Adults with mental health needs are able to ‘keep on learning through lockdown’ thanks to a remote working initiative launched by Northampton College and leading charity MIND.
For several years, Essential Skills tutors from the college have been visiting MIND in Daventry as part of weekly sessions with adults who have previously been unable to engage with mainstream education due to their acute mental health difficulties.
The sessions allowed these people, aged anywhere from 20 to 60, to pass Level 1 qualifications and even move on to complete GCSE courses in English and maths through the college.
But the current guidelines around social distancing forced the sessions had to come to an end, threatening to halt their progress.
When the adults requested work be sent to them so they could carry on remotely, staff at the college arranged for work to be sent electronically and also offered telephone support to allow the learning to continue.
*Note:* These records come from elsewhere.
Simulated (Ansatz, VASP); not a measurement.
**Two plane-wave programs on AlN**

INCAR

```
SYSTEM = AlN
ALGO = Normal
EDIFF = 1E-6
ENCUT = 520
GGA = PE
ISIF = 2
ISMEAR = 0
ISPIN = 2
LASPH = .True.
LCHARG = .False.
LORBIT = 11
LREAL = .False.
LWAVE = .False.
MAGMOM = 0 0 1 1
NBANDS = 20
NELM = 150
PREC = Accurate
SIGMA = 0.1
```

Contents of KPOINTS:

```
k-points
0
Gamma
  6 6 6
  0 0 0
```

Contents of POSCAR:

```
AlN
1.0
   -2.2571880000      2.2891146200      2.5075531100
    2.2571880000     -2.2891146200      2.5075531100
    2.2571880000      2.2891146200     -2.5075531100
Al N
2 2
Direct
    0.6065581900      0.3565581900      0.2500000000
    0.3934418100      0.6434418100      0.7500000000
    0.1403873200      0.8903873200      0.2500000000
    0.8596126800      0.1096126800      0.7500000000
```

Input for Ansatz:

Eleanor Coss, an Essential Skills tutor, said: “We normally go into the sessions every week for a couple of hours to help with English and maths. A lot of these people have had bad experiences of education or never really had access to lessons before because of their mental health or anxiety. We’ve been easing them in gently so that they engage meaningfully with education.
“Lockdown meant we had to put the sessions on hold but we’ve been able to keep them occupied by sending them work remotely and they’re engaging brilliantly with it. Mental health is so important to general wellbeing so it’s great to see them keeping up their work.”